A PubMatic company spokesperson told AdExchanger that Identity Hub “does not substitute, overwrite or manipulate identifiers provided by other wrappers unless the identifier is expired.” The spokesperson also said that the tool is only used by publishers to “supplement the bid requests created by other wrappers” and that this is fully the publisher’s choice.

The company later said that it had found a bug in “an outdated version” of Prebid from last year whereby Prebid’s user ID module wasn’t waiting long enough to get the consent signal. This issue was fixed months ago for anyone using the latest version of Prebid.

PubMatic is now “encouraging impacted publishers to update their Identity Hub and Prebid instances so that they are using Prebid 7.0 or above to prevent this issue from occurring,” said Nishant Khatri, PubMatic’s SVP of product management.

Although this is a valid recommendation, the bug that PubMatic points to is unrelated to the consent timeout default in its own Identity Hub product and also doesn’t address the identifier overwriting issue.

Prebid’s code is open source and it’s up to any company that forks one of its GitHub repos, as PubMatic does, to be responsible for their own practices.

PubMatic also emphasized that it would get no financial benefit from altering bid requests, because all parties have access to the same IDs – and that is true.

Which is why the most important takeaway from all of this is that suppliers and their partners should keep regular tabs on themselves, on their vendors and on every tool they deploy.

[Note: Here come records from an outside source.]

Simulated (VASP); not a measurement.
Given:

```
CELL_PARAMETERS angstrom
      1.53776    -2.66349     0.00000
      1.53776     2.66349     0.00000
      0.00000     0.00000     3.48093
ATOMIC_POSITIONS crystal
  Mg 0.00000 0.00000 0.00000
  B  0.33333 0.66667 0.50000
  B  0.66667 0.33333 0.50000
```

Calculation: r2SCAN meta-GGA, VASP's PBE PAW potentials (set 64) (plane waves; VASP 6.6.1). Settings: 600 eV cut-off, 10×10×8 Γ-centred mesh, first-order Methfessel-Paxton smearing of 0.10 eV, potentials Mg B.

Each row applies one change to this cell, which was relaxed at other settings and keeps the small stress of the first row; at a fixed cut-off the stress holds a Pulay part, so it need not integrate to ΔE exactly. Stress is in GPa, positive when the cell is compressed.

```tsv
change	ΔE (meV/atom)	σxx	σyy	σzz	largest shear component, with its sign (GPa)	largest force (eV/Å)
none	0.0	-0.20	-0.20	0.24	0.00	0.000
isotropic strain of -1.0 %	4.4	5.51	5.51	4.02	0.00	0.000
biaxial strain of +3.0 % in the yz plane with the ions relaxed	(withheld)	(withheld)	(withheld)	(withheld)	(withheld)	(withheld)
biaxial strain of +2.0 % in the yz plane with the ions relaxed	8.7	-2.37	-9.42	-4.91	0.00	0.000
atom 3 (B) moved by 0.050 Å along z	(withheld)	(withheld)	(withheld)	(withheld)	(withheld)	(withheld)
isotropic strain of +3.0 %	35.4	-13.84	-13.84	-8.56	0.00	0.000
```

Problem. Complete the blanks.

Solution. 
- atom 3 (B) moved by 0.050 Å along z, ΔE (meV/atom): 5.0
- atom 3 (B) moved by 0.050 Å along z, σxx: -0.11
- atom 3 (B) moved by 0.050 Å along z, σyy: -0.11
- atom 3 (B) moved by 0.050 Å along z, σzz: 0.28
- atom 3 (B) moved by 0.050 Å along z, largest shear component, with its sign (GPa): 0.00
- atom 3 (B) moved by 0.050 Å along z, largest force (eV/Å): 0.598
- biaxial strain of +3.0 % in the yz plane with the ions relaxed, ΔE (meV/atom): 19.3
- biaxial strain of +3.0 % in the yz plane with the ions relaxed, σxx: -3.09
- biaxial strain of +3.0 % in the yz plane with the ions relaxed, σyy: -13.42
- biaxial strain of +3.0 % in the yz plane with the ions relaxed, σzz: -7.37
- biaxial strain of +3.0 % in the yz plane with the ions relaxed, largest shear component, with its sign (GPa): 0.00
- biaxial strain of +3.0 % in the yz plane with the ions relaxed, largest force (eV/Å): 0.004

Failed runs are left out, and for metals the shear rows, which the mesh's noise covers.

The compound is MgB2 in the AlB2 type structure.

“I’m partial to the phrase, ‘Be distrustful by design,” O’Sullivan said. “That means, do your own checks – on everything.”

AdExchanger reached out to Prebid about the identity stuffing issue on Tuesday, which was before being alerted to the bug by PubMatic on Thursday afternoon. A Prebid spokesperson said on Tuesday that the organization was unable to comment, but it’s looking into the issue.